So when I became interested in photography and further being inspired by the work that I saw of Ansel and others, it was a natural extension to go back to these places that I knew as a kid and explore them with my camera.
When the object that is produced, the photographic image has the ability to make tears come to your eyes; to inspire you to the point where you have to catch your breath, then nothing else matters.
When I'm about ready to press the cable release on the View camera, I've tried to anticipate some of the challenges I'm going to encounter in the darkroom.
Whatever it takes to get the image to reach that level is what that photographer needs to do. And for me, I just have such a love of the tactile and sensuous quality of a black and white silver gelatin print.
Today my passion is still black and white. Today if I have an array of cameras in front of me the one I would reach for that I would feel most comfortable with would be a 4 X 5 View camera. I was once working in a sort of soft light situation.
There is a considerable amount of manipulation in the printmaking from the straight photograph to the finished print. If I do my job correctly that shouldn't be visible at all, it should be transparent.
We all start in this medium because of the magic and the challenge is to keep it going.
The first day at the power plant I found myself photographing some steam vents on the roof of the structure. And I remember consciously thinking that they were just like trees but they were metal.
In 1979, I received a phone call from Ansel Adams asking me if I would be willing to consider coming to work for him. I was teaching photography in Southern California at that point.
So to me it's very similar in terms of trying to distill within the image, those elements that are gonna form, hopefully, a compelling visual statement.
One of the workshop participants had shown me a single 8 X 10 photograph of a power plant where he actually was the general manager of this power cooperative. It was quite magical to me.
It was an experience that was exceptional. People frequently ask what it was like and it truly was inspiring. Sometimes during his lifetime, people would try and put him on a pedestal and that's not where he wanted to be, but he was really a great individual.
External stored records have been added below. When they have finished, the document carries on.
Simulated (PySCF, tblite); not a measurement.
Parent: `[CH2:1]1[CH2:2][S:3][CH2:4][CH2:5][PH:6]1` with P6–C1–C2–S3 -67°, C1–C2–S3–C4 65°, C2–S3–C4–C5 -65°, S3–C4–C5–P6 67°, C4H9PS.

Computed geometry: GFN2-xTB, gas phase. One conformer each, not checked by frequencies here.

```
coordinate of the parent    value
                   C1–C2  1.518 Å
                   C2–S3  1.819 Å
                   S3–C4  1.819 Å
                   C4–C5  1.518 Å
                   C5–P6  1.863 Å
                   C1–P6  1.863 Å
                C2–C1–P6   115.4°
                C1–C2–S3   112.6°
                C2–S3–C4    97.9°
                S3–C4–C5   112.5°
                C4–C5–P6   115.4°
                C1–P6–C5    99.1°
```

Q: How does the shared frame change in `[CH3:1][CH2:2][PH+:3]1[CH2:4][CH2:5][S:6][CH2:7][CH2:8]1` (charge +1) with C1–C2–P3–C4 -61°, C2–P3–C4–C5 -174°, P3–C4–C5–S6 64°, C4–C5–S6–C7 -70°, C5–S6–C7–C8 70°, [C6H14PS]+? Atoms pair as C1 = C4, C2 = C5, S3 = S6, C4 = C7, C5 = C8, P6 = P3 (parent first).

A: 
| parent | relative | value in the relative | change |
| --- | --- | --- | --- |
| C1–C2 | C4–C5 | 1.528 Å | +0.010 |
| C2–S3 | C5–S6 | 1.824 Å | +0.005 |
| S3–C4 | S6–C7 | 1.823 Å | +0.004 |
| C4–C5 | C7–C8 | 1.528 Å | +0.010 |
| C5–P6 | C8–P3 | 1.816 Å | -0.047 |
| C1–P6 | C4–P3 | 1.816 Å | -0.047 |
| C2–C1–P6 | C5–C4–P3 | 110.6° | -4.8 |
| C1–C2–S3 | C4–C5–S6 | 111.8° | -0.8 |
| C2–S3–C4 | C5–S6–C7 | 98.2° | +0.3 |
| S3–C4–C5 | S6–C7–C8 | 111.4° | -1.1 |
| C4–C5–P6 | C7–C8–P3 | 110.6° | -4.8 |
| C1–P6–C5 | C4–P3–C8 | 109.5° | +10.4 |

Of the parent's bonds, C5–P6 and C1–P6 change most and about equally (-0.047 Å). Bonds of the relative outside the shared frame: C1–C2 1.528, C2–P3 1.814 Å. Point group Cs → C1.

It was amazing to watch him in the darkroom at an advanced age, still get excited when the results were pleasing. He still struggled like we all do in the darkroom and he struggled behind the camera, and when he had a success he was beaming.
It had rained on some vivid green ferns in Maine and it was quite beautiful. I was moving the camera slightly and studying the ground glass. Looking at those 20 square inches, trying to find out just what were the right elements to include.
In my mind I needed a symbol of today's technology, and I realized that what I wanted to photograph was the Space Shuttle. And so that's where Places of Power came into being.